All the yummy food

Jun 28, 2013 22:25

The time is magical, and the time is good. The anatomy department is sending out invitations to the Ceremony of Thanks, to thank the cadavers. The taxi guy is gathering business by the Shacks, for airport rides. It's close to the magical time of school break and of going home. It is also far enough into the semester that we're all perverts, discussing what we'd like to eat as we're removing the intestinal tract. Consequently, I'm crawling around my favorite cooking website, collecting recepies that I want to cook and contemplating buying a grill for dad, just so that I could exploit it shamelessly during home visits, like, every day.

And so, for a bit of advertisement, there is Bon Appetit Magazine. Take a look. I grew up eating the same 15-20 (rather bland) dishes over and over again, where black peppercorns were the most adventurous one would get with the spices, and I had no idea you could crush those peppercorns until my mid-twenties. There were two varieties of salad, and chicken existed as either overcooked part of a stew or fried, dry and dripping oil. Sister was quicker to figure out that we needed to learn how to cook, and I too eventually got the idea to try better foods. But say you have a lobster tail or a pretty pretty cut of a fresh wild-caught king salmon. How good are they if all you know to use is mayo and red pepper? I've had bad luck with recepie books, so I didn't like them much and was fumbling my way around the kitchen - still tiny, but now my own and finally clean kitchen.

One day I walked by a magazine stand in a store, and there was an issue of Bon Appetit with the photo of the most perfect piece of undercooked steak and the most beautiful golden crispy steak fry stuck on a very toothy fork of dark gleaming metal. It had grains of kosher salt on it. It was the most yummy food photograph of all times, and I had to buy the magazine, even though I didn't think I'd be able to ever cook that thing.
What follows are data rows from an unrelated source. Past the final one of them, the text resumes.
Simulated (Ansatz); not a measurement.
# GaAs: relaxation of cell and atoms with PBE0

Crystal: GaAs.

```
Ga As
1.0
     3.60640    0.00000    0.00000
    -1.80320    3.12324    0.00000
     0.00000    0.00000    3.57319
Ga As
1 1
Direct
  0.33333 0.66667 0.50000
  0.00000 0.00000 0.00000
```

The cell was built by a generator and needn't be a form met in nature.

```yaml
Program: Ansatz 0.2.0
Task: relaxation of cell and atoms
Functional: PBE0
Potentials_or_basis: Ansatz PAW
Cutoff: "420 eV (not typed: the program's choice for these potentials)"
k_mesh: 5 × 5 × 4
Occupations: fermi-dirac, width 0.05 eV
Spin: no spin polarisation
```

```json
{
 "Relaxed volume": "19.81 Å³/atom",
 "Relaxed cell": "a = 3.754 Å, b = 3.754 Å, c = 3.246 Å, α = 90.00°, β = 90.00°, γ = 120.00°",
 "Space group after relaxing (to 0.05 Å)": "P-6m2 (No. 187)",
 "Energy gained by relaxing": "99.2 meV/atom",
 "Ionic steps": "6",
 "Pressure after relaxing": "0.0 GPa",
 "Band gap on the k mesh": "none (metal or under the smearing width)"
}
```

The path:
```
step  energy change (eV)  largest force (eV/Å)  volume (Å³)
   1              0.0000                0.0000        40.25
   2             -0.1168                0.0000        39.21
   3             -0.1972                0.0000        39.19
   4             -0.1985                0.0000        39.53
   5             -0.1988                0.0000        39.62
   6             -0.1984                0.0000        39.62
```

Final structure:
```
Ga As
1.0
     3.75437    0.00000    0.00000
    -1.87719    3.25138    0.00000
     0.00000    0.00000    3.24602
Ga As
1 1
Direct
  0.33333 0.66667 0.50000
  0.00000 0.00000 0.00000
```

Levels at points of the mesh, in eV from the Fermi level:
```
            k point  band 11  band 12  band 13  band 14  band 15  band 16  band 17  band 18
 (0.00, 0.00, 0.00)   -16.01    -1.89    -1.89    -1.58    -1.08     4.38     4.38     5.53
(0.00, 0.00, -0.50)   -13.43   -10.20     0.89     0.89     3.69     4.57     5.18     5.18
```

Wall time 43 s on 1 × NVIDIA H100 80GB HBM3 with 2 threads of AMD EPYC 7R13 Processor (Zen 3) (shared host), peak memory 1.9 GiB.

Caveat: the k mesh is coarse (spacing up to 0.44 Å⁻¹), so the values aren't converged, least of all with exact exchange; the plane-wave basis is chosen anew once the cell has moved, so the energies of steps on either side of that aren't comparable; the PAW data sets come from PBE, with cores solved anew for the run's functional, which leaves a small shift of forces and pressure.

Bon Appetit is how I learned to cook the picture-perfect, restaurant-style food I love. It's somewhat on the fancy side, but wouldn't you want to know what to do with all those crazy herbs and spices just sitting around there in the store, being all mysterious? The website is convenient enough, but I subscribed to the hard copy (back when I had a mailing address), for the experience of opening a new issues and browsing through the recepies and the entertaining and serving advice. They don't just give you recepies, but they also tell you how to cook spaghetti, how to build two zones within your charcoal grill and what to do with them. Or, it could have a whole section on home-made dressing, honey or summer veggies. The minute I get back to living in the States, I'm getting another subscription.

Can you tell I'm excited about going home again, where they have FOOD?? I have a plan, beginning at the San Juan airport, where they have a sushi bar at the airport hotel lounge.